For most people, their house is their biggest investment. Some have done a lot better than others depending on the price they paid and the region they chose to live in. What very few realize is that investing in home improvement stores would have been a lot more lucrative. In fact, the best performing stock for the past 34 years is a home improvement store.
Today, Home Depot closed at new all-time highs near $126 per share. $5000 invested in its stock on its IPO day in 1981 is worth about $25 Million today. Very few stocks have managed to average 28% annual returns over the course of so many years.
Of course, I write this with the benefit of hindsight. Finding stocks with great potential is a lot easier than holding them through the inevitable drawdowns they go through. For example, Home Depot had a 71% pullback during the bear market of early 2000s. Then, it had another 50% correction in 2007-2008. It takes a lot of conviction to hold a stock through such big setbacks. I would venture to say that the total number of individuals who bought Home Depot on its IPO day and are still holding it, is probably very close to zero.
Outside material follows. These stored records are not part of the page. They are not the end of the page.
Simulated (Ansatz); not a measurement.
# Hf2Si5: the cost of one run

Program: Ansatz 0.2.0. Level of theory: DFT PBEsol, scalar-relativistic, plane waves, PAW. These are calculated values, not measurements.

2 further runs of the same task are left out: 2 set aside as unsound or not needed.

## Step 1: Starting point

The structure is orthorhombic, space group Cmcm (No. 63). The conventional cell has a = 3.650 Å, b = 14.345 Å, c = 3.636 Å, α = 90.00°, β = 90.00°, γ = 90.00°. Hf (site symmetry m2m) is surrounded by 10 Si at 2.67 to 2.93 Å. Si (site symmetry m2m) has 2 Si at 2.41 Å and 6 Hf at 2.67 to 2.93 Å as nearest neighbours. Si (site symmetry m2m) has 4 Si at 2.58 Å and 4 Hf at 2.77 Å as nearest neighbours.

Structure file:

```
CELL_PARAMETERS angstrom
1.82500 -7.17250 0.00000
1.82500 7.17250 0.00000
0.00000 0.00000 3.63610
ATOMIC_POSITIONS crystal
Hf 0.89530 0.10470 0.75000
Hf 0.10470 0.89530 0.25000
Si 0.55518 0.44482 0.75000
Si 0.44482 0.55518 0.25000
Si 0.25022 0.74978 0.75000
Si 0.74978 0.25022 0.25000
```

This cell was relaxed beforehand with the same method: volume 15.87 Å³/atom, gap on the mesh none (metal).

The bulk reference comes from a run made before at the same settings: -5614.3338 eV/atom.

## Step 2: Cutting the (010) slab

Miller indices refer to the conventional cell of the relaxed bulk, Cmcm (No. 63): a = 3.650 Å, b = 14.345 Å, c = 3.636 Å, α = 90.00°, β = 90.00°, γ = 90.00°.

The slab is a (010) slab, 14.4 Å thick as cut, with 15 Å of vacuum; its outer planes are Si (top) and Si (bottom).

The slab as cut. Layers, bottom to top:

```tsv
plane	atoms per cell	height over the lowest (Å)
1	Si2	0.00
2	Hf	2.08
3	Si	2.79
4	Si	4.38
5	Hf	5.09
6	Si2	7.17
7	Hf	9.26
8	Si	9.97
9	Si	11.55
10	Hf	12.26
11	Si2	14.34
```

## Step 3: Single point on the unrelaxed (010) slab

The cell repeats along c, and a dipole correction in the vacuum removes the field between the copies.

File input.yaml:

Don’t forget that for each Home Depot that recovers from a 70% drawdown, there are 20 other story stocks that either never come back to new highs or they take decades to do so. A simple trend following system that would sell Home Depot every time it closes below its 20-month moving average and buys it back when it makes new 52-week highs would have achieved three results:
- Catch all of the upside.
- Eliminate most of the scary corrections and limit drawdowns.
- Allow to invest your capital in other stocks during periods when HD was not trending up.